Whether it's fair, or not, if someone wishes to evaluate an individual IP  
address based on its "neighborhood", a.k.a., the hosting provider, it is  
their prerogative to do so. Their mail server, their rules.

Or, if someone decides to willingly outsource their evaluation to a third  
party provider, it is their prerogative to do so as well.
 
> what point does this depart from common sense and into the realm of pure  
> prejudice?  ("That IP address is from across the tracks, which is a bad part  
> of the net.")

Yes, it is prejudice. So?

I'm prejudiced against Chinanet, China Unicom, Digital Ocean, and a few  
others. All I see from those providers are dictionary attacks, and spam. And  
no response to abuse complaints. So, goodbye. Is it fair to the lessors of  
the IP addresses that do not launch dictionary attacks or spam outbursts?  
Yes, it's unfair. Well, that's life. Sorry. I don't have to the time to keep  
track of bad IPs, on a one by one basis. I have other things that are more  
important on my priority list.

There happens to be some entities who do not like the side of railroad  
tracks that I live in, by the way. Or, they outsource their mail filtering  
to third parties that carry that opinion. I never whined about how unfair it  
is. And it never entered my mind to complain to them as well. I recognized  
that it's their mail server, their rules. They are free to take care of  
their business, and I'm free to take care of mine, in whichever way I see  
fit.

> In most respects outsourcing of server provisioning, maintenance, and  
> connectivity has become normal, widely accepted, often recommended  
> practice.   Why should email be different?

Who said it should be?

> It's hard to escape the impression that a lot of spam filters are based on  
> imposing completely arbitrary restrictions on senders, on the belief that  
> "good senders" will know which hoops they have to jump through (and have  
> sufficient funding to do so) while "bad senders" won't.

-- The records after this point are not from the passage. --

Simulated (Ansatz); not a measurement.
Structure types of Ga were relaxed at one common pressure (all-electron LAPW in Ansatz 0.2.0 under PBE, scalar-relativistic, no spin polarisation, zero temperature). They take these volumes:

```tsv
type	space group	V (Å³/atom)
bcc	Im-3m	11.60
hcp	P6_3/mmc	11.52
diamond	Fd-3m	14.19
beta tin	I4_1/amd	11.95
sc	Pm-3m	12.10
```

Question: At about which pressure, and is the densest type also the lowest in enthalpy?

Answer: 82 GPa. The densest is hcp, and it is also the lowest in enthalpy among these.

Yes, they may seem to be arbitrary to an outside observer. But, they must  
have merit to whoever is using that spam filter. If it didn't have any  
merit, then they would not be put into place, by definition. And the only  
ones whose opinion counts, with respect to their mail server, is them. If it  
makes sense, to them, to enable EHLO domain verification (dragging this  
subject matter back into the thread kicking and screaming), then they're  
going to do that no matter what verbiage remains in the successor to RFC  
5321. You can take that to the bank.